Coding 10
Goal
Use the optimalSensor
class to implement an assimilation.
Step 1: Create optimalSensor
object
We’ll start by using the optimalSensor
command to create an object. The syntax is:
obj = optimalSensor
where obj is the new optimalSensor
object. You can optionally use the second input to label the object:
obj = optimalSensor(label)
where label is a string.
Tip
You can also use the optimalSensor.label
command to label the object at any later point.

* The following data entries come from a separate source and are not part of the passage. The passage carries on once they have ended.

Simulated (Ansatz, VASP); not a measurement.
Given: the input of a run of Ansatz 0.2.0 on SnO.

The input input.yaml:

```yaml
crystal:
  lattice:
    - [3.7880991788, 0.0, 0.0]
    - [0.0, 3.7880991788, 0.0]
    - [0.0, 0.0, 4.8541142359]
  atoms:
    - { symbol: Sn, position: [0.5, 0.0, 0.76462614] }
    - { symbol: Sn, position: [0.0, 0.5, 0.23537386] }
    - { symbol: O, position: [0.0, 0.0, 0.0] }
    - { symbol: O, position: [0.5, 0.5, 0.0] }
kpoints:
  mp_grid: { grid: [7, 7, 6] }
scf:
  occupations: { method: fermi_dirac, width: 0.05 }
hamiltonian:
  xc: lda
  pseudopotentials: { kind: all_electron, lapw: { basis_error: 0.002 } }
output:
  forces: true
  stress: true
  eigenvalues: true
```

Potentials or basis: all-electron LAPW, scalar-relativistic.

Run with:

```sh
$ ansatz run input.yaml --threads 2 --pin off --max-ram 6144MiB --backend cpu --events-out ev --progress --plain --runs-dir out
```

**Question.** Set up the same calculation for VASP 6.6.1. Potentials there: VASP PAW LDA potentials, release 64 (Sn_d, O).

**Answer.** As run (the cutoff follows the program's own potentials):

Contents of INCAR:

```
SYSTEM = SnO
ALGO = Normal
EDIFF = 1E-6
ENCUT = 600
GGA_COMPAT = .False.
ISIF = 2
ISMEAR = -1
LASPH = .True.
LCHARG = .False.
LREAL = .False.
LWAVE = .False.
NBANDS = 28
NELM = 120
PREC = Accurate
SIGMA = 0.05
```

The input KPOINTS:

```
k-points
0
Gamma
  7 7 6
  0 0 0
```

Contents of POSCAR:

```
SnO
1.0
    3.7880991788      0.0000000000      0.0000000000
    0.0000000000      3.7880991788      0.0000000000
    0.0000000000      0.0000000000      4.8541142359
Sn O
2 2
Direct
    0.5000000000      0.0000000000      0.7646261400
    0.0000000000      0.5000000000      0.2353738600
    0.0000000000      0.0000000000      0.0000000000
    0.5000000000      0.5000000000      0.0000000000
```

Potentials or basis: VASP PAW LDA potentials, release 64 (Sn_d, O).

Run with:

Here, we’ll create a kalmanFilter
object for the NTREND demo. We’ll also apply a label to the object:
label = "NTREND Demo";
os = optimalSensor(label);
Inspecting the object:
disp(os)
optimalSensor with properties:
Label: NTREND Demo
Metric: none
Estimates: none
Uncertainties: none
we can see the initialize optimalSensor
object. We can see that none of the essential inputs have been set yet.
Step 2: Essential Inputs
Next, we’ll use the metric
, estimates
, and uncertainties
commands to provide the essential inputs to the optimal sensor. All three commands use a similar base syntax - each command takes a data array as input, and outputs an updated optimalSensor
object:
obj = obj.metric(X)
obj = obj.estimates(Ye)
obj = obj.uncertainties(R)
- X
The climate metric should be a vector with one element per ensemble member.
- Ye
The proxy estimates should be a matrix with one row per proxy record, and one column per ensemble member.
- R
The proxy uncertainties should be a data matrix holding either error-variances or a full error-covariance matrix. If using error variances, the uncertainties should be a column vector with one row per proxy record. If using error-covariances, the matrix should be symmetric with one row and one column per proxy record.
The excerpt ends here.